Human cultures/societies can be (and are) understood in a similar way. They are collective objects composed of many individual human agents, acting according to their own whims. An important difference is that the behavior of atoms is extremely simple: one or two equations, and you're done. Human agents, on the other hand, are very complicated and heterogeneous, each working on some extremely complex function of their memory and sense data. Modelling the complex interactions of simple parts is difficult enough, the complex interactions of complex parts is another thing entirely.
[1] Categorization
There are two human behaviors/properties which are important to this post.
1. Humans observe and model the world around them.
Notably, atoms do not do this. Their behavior is affected by their environment, but only in very simple ways (slide down potential gradients, and... that's it). Humans, on the other hand, are eager to build and store more nuanced understandings of the world around them, and those understandings meaningfully (and complicatedly) affect their behavior. This is often done through categorization systems. In an attempt to understand people, we mentally group them based on looks, behavior, etc. This way, we only need to understand the behavior of groups and classes of people, as opposed to each individual. This is similar to the coarse-grained model of gasses. Tracking the behavior of millions of individual parts is extremely impractical, hence why we have to create some higher-level collective description.
This applies not just to others, but also to oneself: Humans seek to understand themselves in terms of the higher-level, collective structure and categorizations. This manifests as the desire to identify oneself as part of a larger group.
But, as I've reiterated, people are extremely complex and heterogeneous. For this reason, our intuitive higher-level descriptions of collective human behavior tend to be of very low quality.
[2] Self-Organization
2. Humans actively fit their behavior to their models.
This one is more subtle. Not only do people categorize, but they also seek to enforce their categorizations, in both themselves and others. People insist that others update their behavior to fit their models, instead of updating the models to fit their behavior. More subtly, people modify their own behavior to fit their models as well. The Placebo effect is a straightforward example of this, but it's a very general phenomenon. Humans tend to fit their behavior (and state) to their own self-perception, consciously or otherwise.
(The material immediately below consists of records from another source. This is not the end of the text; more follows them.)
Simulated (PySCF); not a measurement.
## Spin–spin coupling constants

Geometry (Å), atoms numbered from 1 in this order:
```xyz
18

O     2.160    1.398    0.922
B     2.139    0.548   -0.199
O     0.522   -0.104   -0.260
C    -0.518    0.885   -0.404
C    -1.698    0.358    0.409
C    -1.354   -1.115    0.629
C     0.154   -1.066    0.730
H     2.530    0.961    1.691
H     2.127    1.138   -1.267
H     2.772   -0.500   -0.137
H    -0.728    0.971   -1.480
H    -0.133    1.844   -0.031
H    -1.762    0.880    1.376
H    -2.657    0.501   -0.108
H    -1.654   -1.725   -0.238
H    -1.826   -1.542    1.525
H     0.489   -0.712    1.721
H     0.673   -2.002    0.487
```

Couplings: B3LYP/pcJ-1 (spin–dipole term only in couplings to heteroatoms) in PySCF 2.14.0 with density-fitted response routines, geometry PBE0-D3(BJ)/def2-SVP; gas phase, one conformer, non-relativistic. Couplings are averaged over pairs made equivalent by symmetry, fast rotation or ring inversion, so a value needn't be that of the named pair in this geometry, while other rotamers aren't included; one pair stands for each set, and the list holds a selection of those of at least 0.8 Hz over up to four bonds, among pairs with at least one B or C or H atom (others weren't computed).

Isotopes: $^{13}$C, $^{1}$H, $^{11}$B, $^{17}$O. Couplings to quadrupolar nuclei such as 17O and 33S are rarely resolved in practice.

Thus, we have a collective object (society, culture, etc) made up by individual elements (humans), where the behavior at one scale is (in a sense) influenced by the behavior at the other. Atoms do not analyze the collective state of a gas in order to decide their behavior, but humans do. The result is a strange feedback loop. In the case I've described, a positive one, tending toward stratification, I think. Humans try to model the state of their culture, and then enforce their model amongst themselves, which causes it to manifest. Through this process, even initially inaccurate categorization systems will tend to become accurate in time, according to their popularity. Not because the categorization evolves, but because the humans do.
The question of how a categorization system is poularized while also being inaccurate is another matter, though. A question of information dissemination, I think. Understanding that, alongside this principle, may be enough to get a very deep insight into how cultures and societies tend to structure themselves. At least, this is my working understanding.